The project consists of two parts:
- A simulation exercise.
- Basic inferential data analysis.
In this project you will investigate the exponential distribution in R and compare it with the Central Limit Theorem. The exponential distribution can be simulated in R with rexp(n, lambda) where lambda is the rate parameter. The mean of exponential distribution is 1/lambda and the standard deviation is also 1/lambda. Set lambda = 0.2 for all of the simulations. You will investigate the distribution of averages of 40 exponentials. Note that you will need to do a thousand simulations.
Illustrate via simulation and associated explanatory text the properties of the distribution of the mean of 40 exponentials. You should
- Show the sample mean and compare it to the theoretical mean of the distribution.
- Show how variable the sample is (via variance) and compare it to the theoretical variance of the distribution.

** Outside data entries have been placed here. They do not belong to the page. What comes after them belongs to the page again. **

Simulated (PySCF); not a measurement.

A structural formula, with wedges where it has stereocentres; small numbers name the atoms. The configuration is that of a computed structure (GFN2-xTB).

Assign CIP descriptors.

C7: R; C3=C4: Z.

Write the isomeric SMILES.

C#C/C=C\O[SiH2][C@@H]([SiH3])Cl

- Show that the distribution is approximately normal.
In point 3, focus on the difference between the distribution of a large collection of random exponentials and the distribution of a large collection of averages of 40 exponentials.
Now in the second portion of the project, we're going to analyze the ToothGrowth data in the R datasets package.
- Load the ToothGrowth data and perform some basic exploratory data analyses
- Provide a basic summary of the data.
- Use confidence intervals and/or hypothesis tests to compare tooth growth by supp and dose. (Only use the techniques from class, even if there's other approaches worth considering)
- State your conclusions and the assumptions needed for your conclusions.